Hello,
From reviewing the dynamic tick code, I noticed that the "max_delta_ns"
member of the "clock_event_device" structure, represents the upper limit
between timer events in nanoseconds. The variable, "max_delta_ns", is
defined as an unsigned long. An unsigned long is a 32-bit integer for
32-bit machines and is a 64-bit integer for 64-bit machines (if -m64
option is used for gcc). Also see [1].
The variable, "max_delta_ns", is configured by calling function
"clockevent_delta2ns()". The maximum value that "max_delta_ns" can be
set to by calling clockevent_delta2ns(), is LONG_MAX. For a 32-bit
machine LONG_MAX is equal to 0x7fffffff and in nanoseconds this equates
to ~2.15 seconds. Hence, the maximum sleep time for a 32-bit machine is
~2.15 seconds, where as for a 64-bit machine it will be many years.
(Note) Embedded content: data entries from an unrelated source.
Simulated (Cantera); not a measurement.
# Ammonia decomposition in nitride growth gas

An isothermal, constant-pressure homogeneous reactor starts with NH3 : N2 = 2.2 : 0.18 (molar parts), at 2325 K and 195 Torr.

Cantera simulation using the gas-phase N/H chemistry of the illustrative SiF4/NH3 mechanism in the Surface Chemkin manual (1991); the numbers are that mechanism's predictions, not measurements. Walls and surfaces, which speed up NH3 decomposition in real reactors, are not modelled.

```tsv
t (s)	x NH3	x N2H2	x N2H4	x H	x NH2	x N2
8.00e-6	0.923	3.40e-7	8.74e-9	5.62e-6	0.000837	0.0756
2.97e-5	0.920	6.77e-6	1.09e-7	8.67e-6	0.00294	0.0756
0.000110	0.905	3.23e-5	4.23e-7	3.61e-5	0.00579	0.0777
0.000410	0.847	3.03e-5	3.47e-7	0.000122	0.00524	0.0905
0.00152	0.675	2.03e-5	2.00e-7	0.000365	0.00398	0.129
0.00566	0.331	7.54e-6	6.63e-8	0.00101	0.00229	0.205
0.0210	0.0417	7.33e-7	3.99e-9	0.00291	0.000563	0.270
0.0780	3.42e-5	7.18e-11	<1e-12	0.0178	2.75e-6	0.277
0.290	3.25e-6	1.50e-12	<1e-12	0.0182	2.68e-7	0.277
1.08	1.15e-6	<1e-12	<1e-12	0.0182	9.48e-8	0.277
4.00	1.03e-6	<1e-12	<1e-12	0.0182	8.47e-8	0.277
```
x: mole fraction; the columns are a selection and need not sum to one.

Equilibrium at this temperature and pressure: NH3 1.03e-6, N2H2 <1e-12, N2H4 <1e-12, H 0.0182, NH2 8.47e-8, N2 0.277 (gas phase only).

Therefore, I wanted to propose changing the type of max_delta_ns to be
"unsigned long long" instead of "unsigned long". My understanding is
that a variable of type "unsigned long long" is 64-bits for both 32-bit
and 64-bit machines and hence this would allow a 32-bit machine to sleep
for longer than ~2.15 seconds. Please note that I also ended up making
"min_delta_ns" of type "unsigned long long" too and although this is
probably very unnecessary, it made the patch simpler. See below.
Anyway, making this change has allowed my 32-bit machine to sleep for
longer than ~2.15 seconds and thought this could be of interest to
others. Your comments/feedback would be appreciated.
[1] http://en.wikipedia.org/wiki/64-bit#64-bit_data_models
Cheers
Jon
Signed-off-by: Jon Hunter <[email protected]>
---
include/linux/clockchips.h | 6 +++---
kernel/hrtimer.c | 2 +-
kernel/time/clockevents.c | 10 +++++-----
kernel/time/tick-oneshot.c | 2 +-
kernel/time/timer_list.c | 4 ++--
5 files changed, 12 insertions(+), 12 deletions(-)
diff --git a/include/linux/clockchips.h b/include/linux/clockchips.h
index 3a1dbba..8154bc6 100644
--- a/include/linux/clockchips.h
+++ b/include/linux/clockchips.h
@@ -77,8 +77,8 @@ enum clock_event_nofitiers {
struct clock_event_device {
const char *name;
unsigned int features;
- unsigned long max_delta_ns;
- unsigned long min_delta_ns;
+ unsigned long long max_delta_ns;
+ unsigned long long min_delta_ns;
unsigned long mult;
int shift;
int rating;
@@ -116,7 +116,7 @@ static inline unsigned long div_sc(unsigned long
ticks, unsigned long nsec,
}
/* Clock event layer functions */
-extern unsigned long clockevent_delta2ns(unsigned long latch,
+extern unsigned long long clockevent_delta2ns(unsigned long latch,
struct clock_event_device *evt);
extern void clockevents_register_device(struct clock_event_device *dev);
diff --git a/kernel/hrtimer.c b/kernel/hrtimer.c
index cb8a15c..5b1cdc4 100644
--- a/kernel/hrtimer.c
+++ b/kernel/hrtimer.c
@@ -1199,7 +1199,7 @@ hrtimer_interrupt_hanging(struct
clock_event_device *dev,
force_clock_reprogram = 1;
dev->min_delta_ns = (unsigned long)try_time.tv64 * 3;
printk(KERN_WARNING "hrtimer: interrupt too slow, "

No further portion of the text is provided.